Moral panics occur because the increased availability of information about what happens in our society is not matched by a public capacity to reflect upon and make sense of it. Western societies might be advanced in many ways, but if the standard of debates set by the popular media is anything to go by, their populations are woefully bad at engaging sensibly with new and evolving moral demands.
This last remark is not meant to imply that there are, say, too few religious education lessons in schools. Far from it: religion is part of the problem, not the solution. And moral education is not best done by haranguing people, especially the young. On both counts standard views about moral education need rethinking.

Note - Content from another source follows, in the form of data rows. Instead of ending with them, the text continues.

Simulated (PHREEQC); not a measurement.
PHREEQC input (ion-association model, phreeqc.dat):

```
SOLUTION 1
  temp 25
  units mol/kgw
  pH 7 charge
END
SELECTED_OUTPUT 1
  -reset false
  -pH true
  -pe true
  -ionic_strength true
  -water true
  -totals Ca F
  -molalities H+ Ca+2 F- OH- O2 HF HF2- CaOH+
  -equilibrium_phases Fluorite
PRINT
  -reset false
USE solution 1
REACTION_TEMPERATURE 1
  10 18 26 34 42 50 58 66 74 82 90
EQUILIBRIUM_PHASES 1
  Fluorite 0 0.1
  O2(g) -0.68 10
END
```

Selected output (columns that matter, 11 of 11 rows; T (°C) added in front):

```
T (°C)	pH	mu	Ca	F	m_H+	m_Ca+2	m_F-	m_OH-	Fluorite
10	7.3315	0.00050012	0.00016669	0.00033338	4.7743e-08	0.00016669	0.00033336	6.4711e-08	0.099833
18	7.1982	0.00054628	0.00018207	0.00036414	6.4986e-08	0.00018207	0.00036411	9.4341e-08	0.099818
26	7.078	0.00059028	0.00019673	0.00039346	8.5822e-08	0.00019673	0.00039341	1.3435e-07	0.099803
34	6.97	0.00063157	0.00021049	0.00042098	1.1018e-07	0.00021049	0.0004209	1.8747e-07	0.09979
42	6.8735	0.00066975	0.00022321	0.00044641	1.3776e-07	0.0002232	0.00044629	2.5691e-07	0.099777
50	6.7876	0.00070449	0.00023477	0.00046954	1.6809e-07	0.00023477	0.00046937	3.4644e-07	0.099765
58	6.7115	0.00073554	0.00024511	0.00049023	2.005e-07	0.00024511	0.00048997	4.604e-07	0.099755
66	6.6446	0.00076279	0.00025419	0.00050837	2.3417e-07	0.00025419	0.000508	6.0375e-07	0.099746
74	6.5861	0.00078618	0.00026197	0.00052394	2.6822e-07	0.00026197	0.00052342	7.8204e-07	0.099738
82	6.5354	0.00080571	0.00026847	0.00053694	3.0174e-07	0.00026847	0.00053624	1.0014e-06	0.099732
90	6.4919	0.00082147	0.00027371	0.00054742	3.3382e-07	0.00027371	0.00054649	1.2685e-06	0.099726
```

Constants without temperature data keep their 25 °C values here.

Religion is worse than an irrelevant as regards the inculcation of morality, for the following reasons: in an individualistic society, where personal wealth is the chief if not the sole measure of achievement, a morality that enjoins you to give your all to the poor that says it is easier for a camel to go through a needle’s eye than for the rich to enter heaven, and preaches selflessness towards one’s neighbor and complete obedience to a deity—such a morality, wholly opposed to the norms and practices not just accepted but extolled in our society, has little to offer. Most people ignore the contrast between such views and the universal instruction to go forth and multiply one’s income and possessions; and obey the latter.
And when religious fundamentalists add a preparedness to incarcerate women, mutilate genitals, amputate hands, murder, bomb, and terrorise—all in the name of faith—then religious morality becomes not just irrelevant but dangerous. With such examples and contrasts, it has less than nothing to offer proper moral debate.